KABUL (Reuters) – To defeat Taliban militants, foreign troops led by NATO and the U.S. military in Afghanistan should come under the command of the Afghan government, otherwise the war will drag on, a government-owned newspaper said on Tuesday.
More than 71,000 foreign troops are currently stationed in Afghanistan fighting Taliban militants who have made a come back in the past two years, the bloodiest period since the militants’ removal from power in 2001.
The lack of a unified command amongst the troops and failure to coordinate operations with the government has been a factor in the escalation of violence and the rebirth of the insurgents, the English-language Kabul Times newspaper said.
“If a united command is established and led by Afghan authorities, very soon we will win the war. Afghanistan is the land of the Afghans,” the Kabul Times said in an editorial.
“They know better how to protect their country, how to provide a safe atmosphere in their homeland … how to treat the friends and how to deal with the enemy,” it said.
State newspapers in Afghanistan closely follow the government’s views and it is likely that the Kabul Times was airing the opinion of some people in the administration.
“Without close coordination and an Afghan command, the conflict will last long,” it said.
U.S.-led and Afghan forces overthrew the Taliban government in late 2001 after it refused to hand over al Qaeda leaders responsible for September 11 attacks on the United States which killed nearly 3,000 people.

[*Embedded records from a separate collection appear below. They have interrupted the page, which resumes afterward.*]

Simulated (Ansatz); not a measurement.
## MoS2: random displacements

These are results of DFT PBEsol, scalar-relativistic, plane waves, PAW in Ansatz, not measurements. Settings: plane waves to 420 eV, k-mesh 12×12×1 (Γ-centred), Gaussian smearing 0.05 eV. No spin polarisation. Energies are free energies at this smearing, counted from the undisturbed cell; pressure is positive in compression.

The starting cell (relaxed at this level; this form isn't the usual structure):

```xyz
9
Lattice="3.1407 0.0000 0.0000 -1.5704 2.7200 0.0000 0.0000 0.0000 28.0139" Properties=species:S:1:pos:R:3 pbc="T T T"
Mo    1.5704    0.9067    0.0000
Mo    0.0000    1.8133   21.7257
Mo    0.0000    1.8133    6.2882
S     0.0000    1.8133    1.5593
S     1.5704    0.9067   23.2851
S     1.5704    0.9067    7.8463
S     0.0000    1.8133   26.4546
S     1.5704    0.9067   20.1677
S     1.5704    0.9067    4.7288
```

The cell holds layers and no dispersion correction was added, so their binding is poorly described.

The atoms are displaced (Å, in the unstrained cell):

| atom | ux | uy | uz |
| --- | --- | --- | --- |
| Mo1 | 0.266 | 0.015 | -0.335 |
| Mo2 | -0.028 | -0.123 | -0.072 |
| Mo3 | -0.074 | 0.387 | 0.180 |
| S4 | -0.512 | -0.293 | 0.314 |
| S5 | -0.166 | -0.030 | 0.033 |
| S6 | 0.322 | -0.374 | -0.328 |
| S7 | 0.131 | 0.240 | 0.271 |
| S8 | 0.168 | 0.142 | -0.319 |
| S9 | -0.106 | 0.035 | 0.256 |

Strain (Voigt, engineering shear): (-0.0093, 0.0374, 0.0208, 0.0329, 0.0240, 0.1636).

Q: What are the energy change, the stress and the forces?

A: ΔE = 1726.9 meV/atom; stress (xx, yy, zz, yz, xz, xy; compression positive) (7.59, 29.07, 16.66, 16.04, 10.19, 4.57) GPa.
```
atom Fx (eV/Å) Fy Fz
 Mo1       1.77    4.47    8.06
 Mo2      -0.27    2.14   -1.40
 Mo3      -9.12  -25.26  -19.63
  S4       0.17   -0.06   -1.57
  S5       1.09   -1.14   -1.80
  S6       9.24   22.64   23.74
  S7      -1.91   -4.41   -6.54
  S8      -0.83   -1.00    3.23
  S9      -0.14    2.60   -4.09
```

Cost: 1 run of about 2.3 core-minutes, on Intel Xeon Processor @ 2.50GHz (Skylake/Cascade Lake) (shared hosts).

Ley al Qaeda and Taliban leaders are still at large and some 15,000 people have been killed in Afghanistan since 2006, according to figures of the United Nations and Afghan officials.
Foreign military commanders say the troops are in Afghanistan for the long haul and will withdraw once the Afghan government manages to stand on its own feet.
Afghan President Hamid Karzai, who has led Afghanistan since the Taliban’s ouster, has repeatedly complained about the lack of coordination of operations with foreign forces against the militants which he says leads to civilian deaths.